Re: [LSF/MM/BPF TOPIC] vfs write barriers

Amir Goldstein <amir73il@xxxxxxxxx> · Thu, 23 Jan 2025 15:01:11 +0100

On Thu, Jan 23, 2025 at 1:34 AM Dave Chinner <david@xxxxxxxxxxxxx> wrote:
>
> On Mon, Jan 20, 2025 at 12:41:33PM +0100, Amir Goldstein wrote:
> > For the HSM prototype, we track changes to a filesystem during
> > a given time period by handling pre-modify vfs events and recording
> > the file handles of changed objects.
> >
> > sb_write_barrier(sb) provides an (internal so far) vfs API to wait
> > for in-flight syscalls that can be still modifying user visible in-core
> > data/metadata, without blocking new syscalls.
>
> Yes, I get this part. What I don't understand is how it is in any
> way useful....
>
> > The method described in the HSM prototype [3] uses this API
> > to persist the state that all the changes until time T were "observed".
> >
> > > This proposed write barrier does not seem capable of providing any
> > > sort of physical data or metadata/data write ordering guarantees, so
> > > I'm a bit lost in how it can be used to provide reliable "crash
> > > consistent change tracking" when there is no relationship between
> > > the data/metadata in memory and data/metadata on disk...
> >
> > That's a good question. A bit hard to explain but I will try.
> >
> > The short answer is that the vfs write barrier does *not* by itself
> > provide the guarantee for "crash consistent change tracking".
> >
> > In the prototype, the "crash consistent change tracking" guarantee
> > is provided by the fact that the change records are recorded as
> > as metadata in the same filesystem, prior to the modification and
> > those metadata records are strictly ordered by the filesystem before
> > the actual change.
>
> This doesn't make any sense to me - you seem to be making
> assumptions that I know an awful lot about how your HSM prototype
> works.
>
> What's in a change record

The prototype creates a directory entry of this name:

changed_dirs/$T/<directory file handle hex>

which gets created if it does not exist before a change in a directory
or before a change to a file's data/metadata [*].

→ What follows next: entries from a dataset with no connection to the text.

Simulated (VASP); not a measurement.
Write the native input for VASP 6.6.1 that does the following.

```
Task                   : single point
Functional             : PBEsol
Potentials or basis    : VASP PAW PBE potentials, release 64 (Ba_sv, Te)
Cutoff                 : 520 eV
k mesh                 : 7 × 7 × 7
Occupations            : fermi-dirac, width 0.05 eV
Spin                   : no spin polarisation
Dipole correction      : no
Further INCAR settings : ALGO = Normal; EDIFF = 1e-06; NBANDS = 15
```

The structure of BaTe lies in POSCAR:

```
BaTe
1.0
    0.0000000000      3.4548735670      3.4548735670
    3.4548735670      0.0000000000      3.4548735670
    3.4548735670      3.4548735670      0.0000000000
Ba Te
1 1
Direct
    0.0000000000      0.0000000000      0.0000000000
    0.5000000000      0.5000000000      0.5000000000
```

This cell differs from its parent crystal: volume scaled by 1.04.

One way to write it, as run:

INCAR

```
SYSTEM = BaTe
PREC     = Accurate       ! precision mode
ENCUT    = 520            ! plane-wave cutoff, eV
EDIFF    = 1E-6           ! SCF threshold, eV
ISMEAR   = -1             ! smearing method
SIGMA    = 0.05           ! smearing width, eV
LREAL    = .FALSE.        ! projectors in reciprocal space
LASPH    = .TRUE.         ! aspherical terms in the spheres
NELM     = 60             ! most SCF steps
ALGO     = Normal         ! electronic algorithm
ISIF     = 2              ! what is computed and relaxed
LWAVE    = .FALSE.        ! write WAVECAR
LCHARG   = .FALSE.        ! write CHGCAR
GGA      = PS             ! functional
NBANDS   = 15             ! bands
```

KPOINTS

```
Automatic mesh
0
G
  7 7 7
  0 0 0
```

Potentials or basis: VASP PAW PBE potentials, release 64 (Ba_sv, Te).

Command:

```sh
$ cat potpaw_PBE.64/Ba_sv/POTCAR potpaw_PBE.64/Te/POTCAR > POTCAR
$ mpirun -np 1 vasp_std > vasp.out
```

[*] For non-dir, the change record is for ANY parent of the file
if the file is unlinked, we have no need to track changes
if the file is disconnected it's up to the HSM to decide if to block the change
or not record it

> when does it get written,

from handling of fanotify pre-modify events (not upstream yet)
*before* the change to in-core data/metadata
which are hooked inside {file,mnt}_want_write() wrappers
*before* {file,sb}_start_write()

> what is it's persistence semantics

The consumer (HSM service) is responsible for persisting
change records (e.g. by fsync of changed_dirs/$T/)

The only guarantee is expects from the filesystem is the
the change records (directory entries) are strictly ordered
to storage before data/metadata changes that are executed
after writing the change record.

> what filesystem metadata is it being written to?

For the prototype it is a directory index,
but that is an implementation detail of this prototype.

> how does this relate to the actual dirty data that is
> resident in the page cache that hasn't been written to stable
> storage yet?

The relation is as follows:
- HSM starts recording change records under both
  changed_dirs/$T/ and changed_dirs/$((T+1))/
- HSM calls sb_write_barrier() and syncfs()
- Then HSM stops recording changes in changed_dirs/$T/

So by the time changed_dirs/$T/ is "sealed", all the dirty data
will be either persistent in stable storage
OR also recorded in changed_dirs/$((T+1))/

> Is there a another change record to say the data the
> first change record tracks has been written to persistent storage?
>

Yes, I use a symlink to denote the "current" live change tracking session,
something like:

$ ln -sf $((T)) changed_dirs/current
...
$ ln -sf $((T+1)) changed_dirs/next
... (write barrier etc)
$ sync -f changed_dirs # seal current
$ mv changed_dirs/next changed_dirs/current

As you can see, I was trying to avoid tying the persistence semantics
to the kernel implementation of HSM.

As far as I can tell, the only thing I am missing from the kernel is
the vfs write barrier in order to take care of the rest in userspace.

Yes, there is this baby elephant in the room that "strictly ordered metadata"
is not in any contract, but I am willing to live with that for now, for the
benefits of filesystem agnostic HSM implementation.

> > The vfs write barrier allows to partition the change tracking records
> > into overlapping time periods in a way that allows the *consumer* of
> > the changes to consume the changes in a "crash consistent manner",
> > because:
>
> > 1. All the in-core changes recorded before the barrier are fully
> >     observable after the barrier
> > 2. All the in-core changes that started after the barrier, will be recorded
> >     for the future change query
> >
> > I would love to discuss the merits and pitfalls of this method, but the
> > main thing I wanted to get feedback on is whether anyone finds the
> > described vfs API useful for anything other that the change tracking
> > system that I described.
>
> This seems like a very specialised niche use case right now, but I
> still have no clear idea how the application using this proposed
> write barrier actually works to acheive the stated functionality
> this feature provides it with...
>

The problem that vfs write barrier is trying to solve is the problem
of order between changing and observing in-core data/metadata.
It seems like a problem that is more generic than my specialized
niche, but maybe it isn't.

The consumer of change tracking will start observing (reading)
the data/metadata only after sealing the period $T records,
so it avoids the risk of observing old data/metadata in a directory
recorded in period $T, without having another record in period $T+1.

The point in all this story is that the vfs write barrier is needed even if
there is no syncfs() at all and if the application does not care about
persistence at all.

For example, for an application that syncs files to a replica storage,
without the write barrier, the change query T can result in reading non-update
data/metadata and reach the incorrect conclusion that *everything is in sync*.

Thanks,
Amir.